Champagne VOUETTE ET SORBÉE

Maison de Champagne VOUETTE & SORBÉE - VignArtea

CHAMPAGNE    CÔTE DES BAR    5 ha     ORGANIC FARMING    WINEMAKER : Bertrand GAUTHEROT


ESTATE HISTORY


The CHAMPAGNE VOUETTE & SORBÉE estate is located in Buxières-sur-Arce, in the Côte des Bar region. Discreet but highly renowned, this small champagne estate proudly displays the letters of the places where the grapes are grown: Vouette and Sorbée.
This detail may seem amusing and original to us, but it reflects the philosophy of life and work of the winemaker, Bertrand GAUTHEROT. In love with the land of his village, and with an endless curiosity, he has chosen to step aside and pay tribute to dearest thing he holds : his terroir. The winemaker seeks so much to transcribe this land he cares in his champagnes that the soil's hard rock is expressed in each burst of bubbles.

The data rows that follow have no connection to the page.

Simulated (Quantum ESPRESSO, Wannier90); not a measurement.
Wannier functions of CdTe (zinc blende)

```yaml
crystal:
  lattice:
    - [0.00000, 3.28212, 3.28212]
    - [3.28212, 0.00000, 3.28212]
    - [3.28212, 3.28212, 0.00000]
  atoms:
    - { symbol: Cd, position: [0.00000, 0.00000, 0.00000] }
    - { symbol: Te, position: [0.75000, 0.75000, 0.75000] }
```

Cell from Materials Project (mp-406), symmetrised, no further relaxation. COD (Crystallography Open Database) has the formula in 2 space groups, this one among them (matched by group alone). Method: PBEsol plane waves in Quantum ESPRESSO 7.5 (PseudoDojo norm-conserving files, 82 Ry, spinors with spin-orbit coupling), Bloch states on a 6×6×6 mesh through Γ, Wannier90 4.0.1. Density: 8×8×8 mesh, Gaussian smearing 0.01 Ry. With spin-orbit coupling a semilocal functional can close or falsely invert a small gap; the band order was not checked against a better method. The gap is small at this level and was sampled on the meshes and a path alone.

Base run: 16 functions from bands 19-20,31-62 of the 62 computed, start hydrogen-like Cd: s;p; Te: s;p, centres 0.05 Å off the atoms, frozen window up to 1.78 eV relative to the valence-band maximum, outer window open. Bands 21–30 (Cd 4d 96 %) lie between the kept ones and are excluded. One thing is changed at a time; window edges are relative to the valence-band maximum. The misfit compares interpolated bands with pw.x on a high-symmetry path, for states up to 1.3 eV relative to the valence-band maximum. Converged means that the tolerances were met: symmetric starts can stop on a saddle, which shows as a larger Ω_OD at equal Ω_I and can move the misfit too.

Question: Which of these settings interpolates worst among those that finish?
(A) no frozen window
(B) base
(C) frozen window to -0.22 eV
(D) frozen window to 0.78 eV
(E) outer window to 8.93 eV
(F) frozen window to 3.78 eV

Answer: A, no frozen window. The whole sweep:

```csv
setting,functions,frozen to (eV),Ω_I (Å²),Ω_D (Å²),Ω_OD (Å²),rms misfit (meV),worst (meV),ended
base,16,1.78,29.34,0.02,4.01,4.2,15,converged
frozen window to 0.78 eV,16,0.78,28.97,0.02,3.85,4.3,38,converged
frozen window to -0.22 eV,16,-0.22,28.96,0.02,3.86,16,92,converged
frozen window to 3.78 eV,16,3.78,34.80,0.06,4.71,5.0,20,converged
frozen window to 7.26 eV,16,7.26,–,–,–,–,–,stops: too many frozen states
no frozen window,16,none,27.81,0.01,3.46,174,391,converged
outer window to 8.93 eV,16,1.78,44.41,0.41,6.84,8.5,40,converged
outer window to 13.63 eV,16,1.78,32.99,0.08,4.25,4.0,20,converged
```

After a first professional experience in Paris, Bertrand GAUTHEROT joined his father who ran the estate and delivered the grapes to a cooperative. But the young winemaker was disappointed by the expression of the produced champagnes. He therefore decided to create his own champagne that would bear an identity: the village's terroir. Fascinated by the pedology and the world of life science, he shook up the festive image of this drink that flows freely in social evenings to make it a champagne to be savoured, a champagne of pleasure. His grail? "to taste the earth through its wines"; he produced his first cuvées in 2001.



TERROIR


The Côte des Bar terroir contrasts with the chalky plain of the Marne: the hillsides here are formed of calcareous marls and hard limestones from the Upper Jurassic (-161 Ma and -145 Ma),a period during which the Champagne region was subject to numerous vertical movements of the earth's crust, known as epirogenic movements, which are said to be positive when the crust rises, and negative when it sinks.
These repetitive movements of the basement will cause successive sea arrivals and withdrawals and thus shape the different geological facies of the region.
In the Kimmeridgian (155 Ma to 155 Ma), the subsidence of the earth's crust led to a large-scale marine transgression which gave rise to the marl and limestone sedimentation characteristic of this geological period, and more particularly to the Virgulian period, which takes its name from a small, fossilised and abundant oyster found in the marl and limestone banks: the Exogyra Virgula.
In the Portlandian (-150 to -145 Ma), a powerful positive epirogenic movement (uplift of the earth's crust) of long duration caused a general emersion of the region, resulting in a very hard limestones formation, which are used today as ashlar.
These two types of soil are perfectly represented by the localities of Vouette, resting on Kimmeridgian marls with alternating limestone banks rich in oyster fossils (Exogyra Virgula), and Sorbée , which offers a hard limestone soil dating from the Portlandian. Three quarters of the vines are planted in Kimmeridgian soil, the remaining quarter in Portlandian soil.



WINEGROWING & WINEMAKING


The Vouette & Sorbée estate, created in 1986, has been certified Organic Agriculture since 1998, under the impetus of Bertrand GAUTHEROT who decided to completely transform the cultivation method of the plots: putting an end to the sustainable cultivation practices of his father, he progressively converted the estate into Organic and Biodynamic farming. Even the compost is 'home-made', and the estate raises its own cows for this purpose.
The results are tangible: the soil is loose and the vine develops its root system vertically, rather than horizontally, in order to draw water deep in the soil: the water, through its slow run-off into the limestone rocks, is enriched with calcium carbonate and these minerals, drawn by the vine's roots, are found in the grapes and then in the wine.

The grapes are harvested by hand with successive passages in the vines according to their maturity: the harvest thus lasts on average three weeks. The grapes are pressed using a vertical press of Coquard type and the juice flows into vats to be settled, before being racked and vinified in 400-litre barrels or Burgundy pieces, but also in clay-amphorae as for the Texture cuvée, for example.
The alcoholic fermentation starts spontaneously under the action of indigenous yeasts and is then followed by the malolactic fermentation.
After a short maturation phase, the wines are bottled without fining or filtration, with a liqueur de tirage for the second fermentation phase during the slats ageing phase that lasts about 18 to 24 months depending on the cuvée. After disgorging, no sugar is added, except in exceptional and extremely rare cases, so as not to modify the aromatic profile of the wine. All the cuvées are therefore Brut Nature champagnes.